MARTIN INTERNATIONAL ENCLOSURES, INC.
STANDARD TERMS AND CONDITIONS
The following standard terms and conditions shall apply to all goods and products purchased from Martin International Enclosures, Inc. (hereinafter referred to as “Seller):
1. ACCEPTANCE. Any order for the purchase of products from Seller shall be subject to the terms and conditions set forth herein. There are no understandings or agreements other than as set forth herein and on the face hereof, and no additions, deletions, or modifications of these terms shall be binding upon the parties unless agreed upon in writing and signed by an officer of Seller. Buyer understands and agrees that these terms and conditions shall apply to all purchase orders placed at any time by the Buyer. Seller reserves the right to amend these terms and conditions from time to time.
2. TITLE, RISK OF LOSS, PRICES. Terms of delivery are F.O.B. point of shipment. Risk of loss and title shall pass to Buyer upon delivery of the products to the Buyer or carrier, as the case may be. Unless specifically otherwise set forth, prices do not include the cost of freight, which is for the Buyer’s account, or cost of charges for such costs and/or charges in addition to the price(s) of the products supplied hereunder, and Buyer shall be obligated to pay such charges and costs on the same terms at those which apply to payment of the price(s) hereunder.
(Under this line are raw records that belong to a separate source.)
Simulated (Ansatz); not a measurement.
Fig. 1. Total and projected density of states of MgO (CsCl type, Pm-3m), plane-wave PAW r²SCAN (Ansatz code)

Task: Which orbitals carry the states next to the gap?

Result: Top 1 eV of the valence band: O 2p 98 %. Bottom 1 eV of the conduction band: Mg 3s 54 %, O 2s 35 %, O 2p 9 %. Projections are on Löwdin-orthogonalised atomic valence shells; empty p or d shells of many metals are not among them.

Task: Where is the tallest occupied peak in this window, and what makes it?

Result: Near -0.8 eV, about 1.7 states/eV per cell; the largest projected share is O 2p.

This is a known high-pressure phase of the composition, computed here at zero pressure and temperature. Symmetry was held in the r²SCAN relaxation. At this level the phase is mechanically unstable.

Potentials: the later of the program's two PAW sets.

3. TERMS OF PAYMENT. Upon credit approval, terms of payment are net 30 days from the invoice date, in U.S. dollars, unless otherwise agreed in writing by an officer of the Seller.
A FINANCE CHARGE of 2% per month (24% APR) will be added to all past due accounts. Accounts with a balance over 90 days past due will be sent for collection. Buyer shall be responsible for and shall pay for all collection costs, including without limitation court costs and attorneys’ fees. Collection costs, including attorneys’ fees, shall be added to the Buyer’s account and shall become part of Buyer’s outstanding indebtedness to Seller.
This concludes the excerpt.